Note: Where available, the PDF/Word icon below is provided to view the complete and fully formatted document
 Download Full Day's HansardDownload Full Day's Hansard    View Or Save XMLView/Save XML

Previous Fragment    Next Fragment
Wednesday, 24 May 1972
Page: 2997

Mr HALLETT (Canning) - I certainly do not underestimate the importance of the Australian wool industry to those whom it benefits, and I am sure that none of my colleagues underestimate it either. In speaking to the Labor Party's matter of public importance on the failure of the Government to give leadership on the marketing of the Australian wool clip, I remind the House that in 1951 the Government offered unlimited support to a reserve price plan. Again in 1965 it offered unreserved financial backing to a similar scheme which was not agreed to by the industry as a whole. Since that time, of course, the Government has brought in many measures, including the present reserve price plan which has the backing of the present Commission and which has meant much to the wool industry of this country, as I said only last week in this House. The Australian Labor Party has said that it has its plans which it could put into operation tomorrow. Of course it could not do so because of the Constitution of this country. This I have also explained in the House on many occasions. Let us hark back to the performance of the Labor Party in office. It is, of course, a long time since we had a Labor government. About 1956, when the Labor Party certainly occupied the treasury bench, it took control of the wheat industry.

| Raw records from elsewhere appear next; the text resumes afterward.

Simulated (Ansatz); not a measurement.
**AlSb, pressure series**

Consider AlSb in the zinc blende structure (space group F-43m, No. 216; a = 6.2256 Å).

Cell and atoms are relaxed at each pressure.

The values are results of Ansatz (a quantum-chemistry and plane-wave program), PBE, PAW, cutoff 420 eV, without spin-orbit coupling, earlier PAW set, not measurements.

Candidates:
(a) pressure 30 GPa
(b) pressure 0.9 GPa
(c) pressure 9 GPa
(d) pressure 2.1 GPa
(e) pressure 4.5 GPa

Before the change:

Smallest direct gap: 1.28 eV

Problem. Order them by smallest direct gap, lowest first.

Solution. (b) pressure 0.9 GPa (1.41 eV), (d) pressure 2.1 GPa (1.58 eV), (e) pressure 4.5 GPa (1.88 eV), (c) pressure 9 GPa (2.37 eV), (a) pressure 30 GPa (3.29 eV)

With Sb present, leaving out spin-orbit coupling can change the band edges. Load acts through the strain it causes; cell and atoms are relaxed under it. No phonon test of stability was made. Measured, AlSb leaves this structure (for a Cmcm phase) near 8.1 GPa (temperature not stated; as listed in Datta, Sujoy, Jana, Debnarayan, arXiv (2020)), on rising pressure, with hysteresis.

Dr Patterson - That was 1946.

Mr HALLETT - I correct myself. It was 1946. It is so long since Labor was in office that it is a little difficult to remember. But the policy of the Labor Party at that time was to take control of certain primary industries. What did it do? It took the Australian wheat growers' wheat and sold it to New Zealand for exactly half the price it could have obtained overseas on other markets. If a Labor government has a chance to deal with the rural industries of this country again it will do the same thing again without any hesitation.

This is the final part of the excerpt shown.